Saturday, February 13, 2016

Fitoor: Review

Sometimes a review doesn't quite take off. Was sad this one didn't, though, because I love the book and the Cuaron film. 



Great Expectations has been adapted for screens big and small over a dozen times. At least two of these attempts have proved memorable: David Lean’s 1946 version, with its expressionist touches, and Alfonso Cuarón’s sensuous modern-day adaptation, with Gwyneth Paltrow as the enigmatic, unattainable Estella. Whether Abhishek Kapoor has seen these films isn’t clear, but what is undeniable is that he has made a version that’s uniquely his. Fitoor is lush and aching, more Regency novel than Dickens. And it works, but only up to a point.

We will come to that point shortly, but first, let’s take a moment to dwell on Fitoor’s glorious opening stretch, half an hour of beauty for beauty’s sake. It unfolds in Srinagar—not the scarred war zone of Haider but a snowy cinematic dreamland. Buoyed by Amit Trivedi’s hushed soundtrack and Anay Goswami’s elegant, gliding camera, we receive fragments of a story as if in a dream. A young boy called Noor is accosted by a wild-looking convict and is scared into bringing him food. Later, the same boy visits a rich recluse, Begum Hazrat. He meets her daughter, Firdaus, and instantly falls for her. She, however, keeps him at arm’s length, something Begum notices and seems to delight in.

The idea that a single small event might set the course of our lives is at the heart of Great Expectations. ("Pause you who read this, and think for a moment of the long chain of iron or gold, of thorns or flowers, that would never have bound you, but for the formation of the first link on one memorable day".) In Fitoor, as in the book, this first link is made when Noor lays eyes on Firdaus—though there are other fateful encounters he will learn about in due course. After Firdaus is sent away to London and Begum (Tabu) tells Noor that he must become worthy of her, the film skips forward 15 years. Noor (Aditya Roy Kapoor), now a budding artist, is offered a residency in Delhi. His benefactor remains unnamed, but he assumes that it’s Begum helping him win over her daughter. Soon, we meet the grown-up Firdaus, which is when the film starts losing its grip.

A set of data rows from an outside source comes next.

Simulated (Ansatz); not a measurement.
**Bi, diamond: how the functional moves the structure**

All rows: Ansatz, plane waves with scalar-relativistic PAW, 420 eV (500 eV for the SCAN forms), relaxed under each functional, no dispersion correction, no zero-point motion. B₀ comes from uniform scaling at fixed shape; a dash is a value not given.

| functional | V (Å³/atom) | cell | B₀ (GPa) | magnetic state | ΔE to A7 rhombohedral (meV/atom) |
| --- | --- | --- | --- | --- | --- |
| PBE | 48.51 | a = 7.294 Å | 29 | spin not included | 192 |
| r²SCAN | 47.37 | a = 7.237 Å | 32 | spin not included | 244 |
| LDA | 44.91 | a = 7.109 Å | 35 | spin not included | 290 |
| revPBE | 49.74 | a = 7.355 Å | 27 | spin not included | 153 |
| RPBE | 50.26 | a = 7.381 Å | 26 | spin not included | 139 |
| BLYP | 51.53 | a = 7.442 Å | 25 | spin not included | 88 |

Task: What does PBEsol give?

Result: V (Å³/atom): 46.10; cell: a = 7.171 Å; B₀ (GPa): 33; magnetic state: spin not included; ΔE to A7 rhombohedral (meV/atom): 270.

Firdaus is played by Katrina Kaif, and one can see why, on paper, this might make sense. Estella keeps a tight lid on her emotions, which would seem to suit Kaif’s range, which has broadened only slightly in the last 12 years. But Estella, raised by Miss Havisham as her revenge on men, is a difficult part, and Kaif, hard as she might try, isn’t the right actor to get to convey complicated emotional states. The problem isn’t just the actor’s familiar undisturbed surface, but her inability to suggest that something is going on underneath. Roy Kapoor does make you feel for Noor intermittently, but his character exists only to love Firdaus, and no matter what he does, she’s never as interesting to us as she is to him.

It is left to Tabu to keep pulling the viewer back into the film. Her Begum is less decrepit than Dickens’ Miss Havisham, but the ruin is plain in Tabu’s eyes and body. Dark circles under her eyes, her voice a perpetual sigh, Begum—for all her manipulation of Noor—is a tragic figure, something the film accentuates by giving her a flashback of her own. The normally understated Tabu embraces Begum’s theatricality, playing her with a building hysteria that soon outpaces the rest of the film in emotional intensity.

It would be unfair to lay all the problems of the film at Kaif’s doorstep. Certain essential passages are fumbled; when the grown-up Noor meets the convict, the scene barely registers, even though it’s a dramatic high point in the novel. The scenes set in Delhi’s art world are unbearably pretentious—the contrast between their insider lingo and the Urdu that’s spoken in the rest of the film is jarring. But these drawbacks might have seemed minor if the actor playing Firdaus had the right mixture of sadness and sadism. As it stands, Fitoor is about Noor, Noor is all about Firdaus, and Firdaus is a beautiful blank.